Bulldog Bites

News and Views from the University of Redlands

Environmental studies major balances lacrosse, Greek life

University of Redlands student Sadie Pickering poses in a garden.

After growing up in the Pacific Northwest, Sadie Pickering ’20 came to the University of Redlands in search of an environmental studies program but ended up finding much more.

“I knew I’d be able to be a part of multiple organizations on campus while playing lacrosse, and that’s what drew me to Redlands,” she says. Pickering, who is a student-athlete, a member of Maroon and Grey (a student organization that works with the University’s fundraising and community relations team), and the recruiting chair for the Kappa Pi Zeta sorority, says that the connections she has made with other students on campus have been the best part of her college experience. 

Pickering’s involvement in Greek life has provided her with valuable life skills for after graduation. “I wanted to hold a leadership position in Kappa Pi Zeta because members practice standing up and talking in front of people and working with people inside and outside of the organization,” she says.

Being a student-athlete requires discipline, and Pickering’s efforts are displayed both on and off the field. A double major in environmental studies and management, Pickering has been a Southern California Intercollegiate Athletic Conference player of the week and an Order of Omega outstanding Greek-athlete, selected by the University’s Panhellenic Council. 

She says she couldn’t do it alone, though. “I really value the fact that I’m able to talk to my professors on both personal and academic levels,” says Pickering. “I feel encouraged by my classmates, teammates, and advisors all the time. Being a student-athlete has been one of the most rewarding experiences I’ve ever had.”
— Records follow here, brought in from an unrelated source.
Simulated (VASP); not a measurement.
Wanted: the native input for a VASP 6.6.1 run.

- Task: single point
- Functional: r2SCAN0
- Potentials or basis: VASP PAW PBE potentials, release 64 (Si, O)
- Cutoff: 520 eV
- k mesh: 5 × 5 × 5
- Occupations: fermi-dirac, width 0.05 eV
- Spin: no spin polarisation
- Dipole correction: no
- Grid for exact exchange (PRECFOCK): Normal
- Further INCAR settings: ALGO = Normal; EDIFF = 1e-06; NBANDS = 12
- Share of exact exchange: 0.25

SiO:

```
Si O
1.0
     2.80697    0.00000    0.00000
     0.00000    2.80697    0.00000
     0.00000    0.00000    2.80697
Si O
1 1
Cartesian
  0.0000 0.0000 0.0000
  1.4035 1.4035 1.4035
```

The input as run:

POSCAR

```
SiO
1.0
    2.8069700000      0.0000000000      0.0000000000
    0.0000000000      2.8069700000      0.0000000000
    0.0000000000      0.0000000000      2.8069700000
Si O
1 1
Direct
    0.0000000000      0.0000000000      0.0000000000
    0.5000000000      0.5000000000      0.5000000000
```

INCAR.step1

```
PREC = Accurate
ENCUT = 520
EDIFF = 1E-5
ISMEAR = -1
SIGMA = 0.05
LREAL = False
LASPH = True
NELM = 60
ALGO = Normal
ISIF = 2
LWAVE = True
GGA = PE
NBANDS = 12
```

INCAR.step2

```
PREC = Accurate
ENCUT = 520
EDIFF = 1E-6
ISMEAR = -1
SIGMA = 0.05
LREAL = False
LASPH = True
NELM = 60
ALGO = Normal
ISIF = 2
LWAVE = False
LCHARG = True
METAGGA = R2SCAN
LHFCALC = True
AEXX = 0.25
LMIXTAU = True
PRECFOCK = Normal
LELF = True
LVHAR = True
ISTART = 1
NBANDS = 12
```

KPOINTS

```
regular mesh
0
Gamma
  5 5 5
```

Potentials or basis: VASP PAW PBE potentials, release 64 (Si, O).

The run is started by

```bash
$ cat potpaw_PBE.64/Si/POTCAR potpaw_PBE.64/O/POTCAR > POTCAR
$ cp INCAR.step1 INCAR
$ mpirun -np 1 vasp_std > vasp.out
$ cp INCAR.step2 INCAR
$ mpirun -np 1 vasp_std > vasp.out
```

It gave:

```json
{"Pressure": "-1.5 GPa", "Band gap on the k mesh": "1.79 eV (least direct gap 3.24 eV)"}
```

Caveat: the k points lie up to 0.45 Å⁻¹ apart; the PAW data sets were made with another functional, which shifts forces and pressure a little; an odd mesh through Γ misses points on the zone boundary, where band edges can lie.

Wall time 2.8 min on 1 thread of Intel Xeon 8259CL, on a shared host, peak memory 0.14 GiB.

In the classroom, being an environmental studies major has had some unexpected revelations for Pickering. Because she spent much of her childhood playing outdoors and developing sustainable habits, she says her coursework doesn’t even feel like work.

“I never expected to fall in love with what I’m studying,” she says. “One of my favorite courses was Food and Nature taught by Professor Dan Klooster. It was a mix of learning about the food industry and the outdoors, and it touched on all my passions. I have learned that I love to learn and I enjoy being taught.”

The combination of environmental studies and management has allowed Pickering to envision her future as a sustainable businessperson. “I ended up really enjoying the business side of environmental studies,” she says. “Eventually, I want to help businesses create sustainable supply chains and reduce their carbon footprints.”